Locals even began to criticize NoVo for failing to provide transparency regarding where its funding was going and a refusal to solicit public input on where funds should go. According to Tablet, local nonprofits that had received funding from NoVo were given unofficial rules regarding grants such as “you don’t discuss your grants from NoVo, you don’t criticize NoVo in public, and you don’t speak ill of the Buffetts — lest you jeopardize your funding.”

In 2014 NoVo reportedly bought a local farm for $13 million and rebranded it as “Hudson Valley Farm Hub” to teach and advise farmers on how to grow organic crops. They also allowed Local Economies Project, a fiscally-sponsored project of the left-of-center New World Foundation, to take over management of the property. The then-director of the Local Economies Project, Bob Dandrew, was the previous executive director of the NoVo Foundation.
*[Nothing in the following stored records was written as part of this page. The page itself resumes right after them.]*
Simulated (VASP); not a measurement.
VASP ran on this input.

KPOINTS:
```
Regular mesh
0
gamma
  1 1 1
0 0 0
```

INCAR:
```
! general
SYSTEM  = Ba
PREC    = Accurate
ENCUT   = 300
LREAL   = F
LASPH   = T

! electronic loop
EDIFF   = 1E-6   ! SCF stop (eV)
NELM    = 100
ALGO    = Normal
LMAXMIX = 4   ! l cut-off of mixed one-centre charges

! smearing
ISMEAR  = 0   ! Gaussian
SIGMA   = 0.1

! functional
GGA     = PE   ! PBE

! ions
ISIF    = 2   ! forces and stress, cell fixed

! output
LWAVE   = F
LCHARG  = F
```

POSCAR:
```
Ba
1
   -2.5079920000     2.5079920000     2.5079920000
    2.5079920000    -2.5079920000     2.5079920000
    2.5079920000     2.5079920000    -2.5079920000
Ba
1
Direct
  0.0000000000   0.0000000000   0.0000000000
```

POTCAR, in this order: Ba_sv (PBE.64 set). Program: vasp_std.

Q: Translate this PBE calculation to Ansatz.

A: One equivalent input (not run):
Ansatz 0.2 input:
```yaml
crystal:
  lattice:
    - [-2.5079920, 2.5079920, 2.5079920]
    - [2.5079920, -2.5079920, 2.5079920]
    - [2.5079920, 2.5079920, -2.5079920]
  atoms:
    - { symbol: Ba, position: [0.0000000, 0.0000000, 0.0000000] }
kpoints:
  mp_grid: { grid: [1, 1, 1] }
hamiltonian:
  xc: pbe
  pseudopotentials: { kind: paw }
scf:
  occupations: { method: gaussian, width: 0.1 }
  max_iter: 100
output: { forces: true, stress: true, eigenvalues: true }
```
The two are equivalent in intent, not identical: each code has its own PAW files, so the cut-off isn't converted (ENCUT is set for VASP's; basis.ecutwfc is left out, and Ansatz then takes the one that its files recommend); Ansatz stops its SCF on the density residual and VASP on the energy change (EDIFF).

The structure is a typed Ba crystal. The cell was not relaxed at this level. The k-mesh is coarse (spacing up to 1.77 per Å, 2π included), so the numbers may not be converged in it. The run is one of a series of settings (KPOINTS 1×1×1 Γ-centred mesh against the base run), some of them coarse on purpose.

Radio Kingston, a media project funded by NoVo, was allegedly “hosted by employees of NoVo-funded organizations interviewing the employees of other NoVo-funded organizations about the projects and campaigns they run that are funded by NoVo.” In June 2021, the Kingston Wire had its funding from Radio Kingston pulled due to an alleged lack of stories on climate change and failure to provide positive stories on NoVo.

At the time, NoVo account for a third of Kingston Wire’s funding.

The Wire had previously investigated potential financial links between the town and the NoVo-funded Kingston City Land Bank, where then-Mayor Steve Noble sat on the board of directors. NoVo had invested in a local currency, the “Hudson Valley Current.” Locals complained that the only businesses that accepted the Current, such as workshops and consultants, did not have physical locations, making the alternative money “completely useless.”

Despite stepping down from his position with Berkshire Hathaway, Warren Buffett’s money and influence still extends deep into the philanthropic world. The giving pattern already established by the NoVo Foundation demonstrates that the Buffett heirs, such as his son Peter, will continue on a funding left-of-center advocacy and investments. If Peter and his siblings will be seen as the new faces of the Buffett family legacy, their past behavior doesn’t indicate the likelihood that they will step out of their father’s shadow.